Safeguarding coffee grinders from hidden stones
image:
Setup of the system and graphs showing the accuracy of acoustic method developed to detect hidden stones among coffee beans
view moreCredit: SUTD
Most coffee connoisseurs are familiar with the gentle hum of their favourite café’s grinder while they wait in eager anticipation of that aromatic first sip. But behind this everyday scene lies a surprisingly tricky problem. Coffee beans often come mixed with small stones—accidental stowaways from harvesting and processing. Nearly identical to beans in size, shape, and colour, stones routinely evade even the most meticulous of inspections.
For cafés and commercial coffee producers, stray stones spell trouble. When they enter the grinding mechanism, they can severely damage the grinder’s precision-engineered cutting discs known as burrs. These burrs, essential but highly expensive, require expert alignment after replacement, which often disrupts operations and therefore imposes considerable downtime.
“Large-scale factories rely on advanced screening methods early in coffee production. Due to the size and cost constraints, these traditional screening methods aren’t practical for most busy cafés and smaller commercial settings,” said Dr Teo Tee Hui from the Singapore University of Technology and Design (SUTD).
Motivated by this industry challenge, Dr Teo and his team set out to develop a solution based on sound—quite literally! Their method involves a microphone placed strategically within the grinder. As beans tumble through and the burrs begin their rotations, the microphone captures the machine’s acoustic profile in real time. In particular, a stray stone trapped amongst the beans produces a distinctive acoustic signature, different from the softer sounds of beans alone.
The team’s findings were published in the paper, “Innovative EMD-based technique for preventing coffee grinder damage from stones with FPGA implementation.”
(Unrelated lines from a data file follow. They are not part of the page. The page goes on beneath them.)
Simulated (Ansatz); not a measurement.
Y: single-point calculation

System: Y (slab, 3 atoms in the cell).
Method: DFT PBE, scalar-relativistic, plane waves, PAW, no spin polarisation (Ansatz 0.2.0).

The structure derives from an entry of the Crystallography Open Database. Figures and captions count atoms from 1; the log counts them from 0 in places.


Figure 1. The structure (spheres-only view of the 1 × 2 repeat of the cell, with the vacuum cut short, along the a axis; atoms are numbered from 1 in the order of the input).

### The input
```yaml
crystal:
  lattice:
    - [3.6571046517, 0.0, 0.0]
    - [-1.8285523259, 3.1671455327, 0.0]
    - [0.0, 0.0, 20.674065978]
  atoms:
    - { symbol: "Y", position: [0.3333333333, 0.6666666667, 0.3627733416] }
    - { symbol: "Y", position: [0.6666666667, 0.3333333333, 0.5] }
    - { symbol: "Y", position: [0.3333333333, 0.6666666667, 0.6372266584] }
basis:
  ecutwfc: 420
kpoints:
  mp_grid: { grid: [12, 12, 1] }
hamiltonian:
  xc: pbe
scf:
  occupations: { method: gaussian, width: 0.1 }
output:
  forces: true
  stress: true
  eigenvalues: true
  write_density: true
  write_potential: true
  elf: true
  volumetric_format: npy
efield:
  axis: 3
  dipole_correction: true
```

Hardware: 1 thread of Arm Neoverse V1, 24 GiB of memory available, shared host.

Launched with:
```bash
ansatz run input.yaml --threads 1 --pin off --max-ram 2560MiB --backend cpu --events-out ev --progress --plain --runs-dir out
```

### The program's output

The centrepiece of their method is an algorithm called empirical mode decomposition (EMD), which breaks down complex sound signals into simpler components known as intrinsic mode functions (IMFs). By isolating these IMFs, the team’s system can accurately pinpoint the presence of stones. The team’s innovation is further enhanced by implementing this algorithm on field programmable gate arrays (FPGA), specialised processors that swiftly and accurately handle real-time data analysis.
“We chose EMD because it adapts seamlessly to the grinder’s changing acoustic environment. Stones produce transient, distinctive acoustic patterns that EMD easily recognises, even amidst background noise,” Dr Teo highlighted. “We specifically chose FPGA for its real-time processing capabilities and cost-effectiveness—crucial for adoption in small-scale commercial coffee settings.”
In extensive tests, the system reliably identified stones that closely resembled coffee beans with near-perfect accuracy, preventing damage to the burrs. However, Dr Teo acknowledged that there is room for improvement with respect to the detection of smaller, crushed stones, which are harder to distinguish acoustically.
“Detecting tiny fragments remains challenging, as their acoustic signatures can overlap and become masked by bean noise. We’re actively working to enhance our method by better utilising subtle acoustic cues embedded in the signal’s time-domain characteristics," said Dr Teo. “We already have a promising solution in the pipeline, and we hope to share it soon—so watch this space!”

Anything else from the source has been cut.